I am the proud owner of a black lab named Jazz. When she is resting on her off white dog bed her marvelous black silhouette begs to be painted. A black shape against a white background is the strongest visual contrast possible. If it is your goal is to feature a shape or attract attention to a shape then VALUE CONTRAST works best. Value contrast refers to a colors lightness or darkness. Black is at one end of the value scale and white at the other.

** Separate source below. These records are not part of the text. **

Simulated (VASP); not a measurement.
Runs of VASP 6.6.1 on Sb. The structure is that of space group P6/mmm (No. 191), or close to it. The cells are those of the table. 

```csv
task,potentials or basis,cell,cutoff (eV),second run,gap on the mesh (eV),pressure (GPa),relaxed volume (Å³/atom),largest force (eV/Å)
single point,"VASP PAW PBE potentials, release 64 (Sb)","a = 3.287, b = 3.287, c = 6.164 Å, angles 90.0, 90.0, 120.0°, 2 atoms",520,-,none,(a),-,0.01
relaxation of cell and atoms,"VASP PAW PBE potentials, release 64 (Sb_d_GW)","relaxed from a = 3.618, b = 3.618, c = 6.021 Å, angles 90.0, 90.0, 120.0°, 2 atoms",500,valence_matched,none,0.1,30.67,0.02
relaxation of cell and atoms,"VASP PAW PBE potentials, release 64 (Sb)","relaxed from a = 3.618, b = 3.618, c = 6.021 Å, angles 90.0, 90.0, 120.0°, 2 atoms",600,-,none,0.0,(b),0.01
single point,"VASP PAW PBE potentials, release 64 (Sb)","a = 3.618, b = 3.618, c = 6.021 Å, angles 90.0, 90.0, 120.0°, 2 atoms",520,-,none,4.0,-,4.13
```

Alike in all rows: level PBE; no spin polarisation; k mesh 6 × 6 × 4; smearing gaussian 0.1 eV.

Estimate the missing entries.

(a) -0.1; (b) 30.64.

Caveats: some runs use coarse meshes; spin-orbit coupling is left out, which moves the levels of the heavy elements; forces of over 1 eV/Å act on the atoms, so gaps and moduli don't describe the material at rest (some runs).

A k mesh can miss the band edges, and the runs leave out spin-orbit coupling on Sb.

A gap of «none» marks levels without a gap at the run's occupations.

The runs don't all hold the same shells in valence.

Value contrast works best to make shapes visible. That is why signs are generally made with strong value contrast. Imagine a stop sign painted yellow and pink. While it may be pretty it would cause a lot of accidents. Contrasting values does not mean one should always use black and white. There are times when very subtle value contrasts are appropriate. Fog would be a good example. The values scale in fog may go from a middle dark gray to a middle light gray. Observation is your best teacher when deciding what color contrast is most evident. Other color contrasts include hue and intensity of hue. I will address these contrasts in future "Palette-ables". Value contrast in a painting also creates a more serious effect. If your subject matter is heavy, use value.
The simplest way to create value contrast is to use black and white paints. Alternatives used by many painters include charcoal, ink, graphite or anything else you can come up with. Take note that value contrast is the strongest of the color contrasts and will trump any subtle color contrast in the area.
We all begin our art life with a pencil and contrasting values. Do not forsake beautiful value contrasts for pure color when value is the perfect element.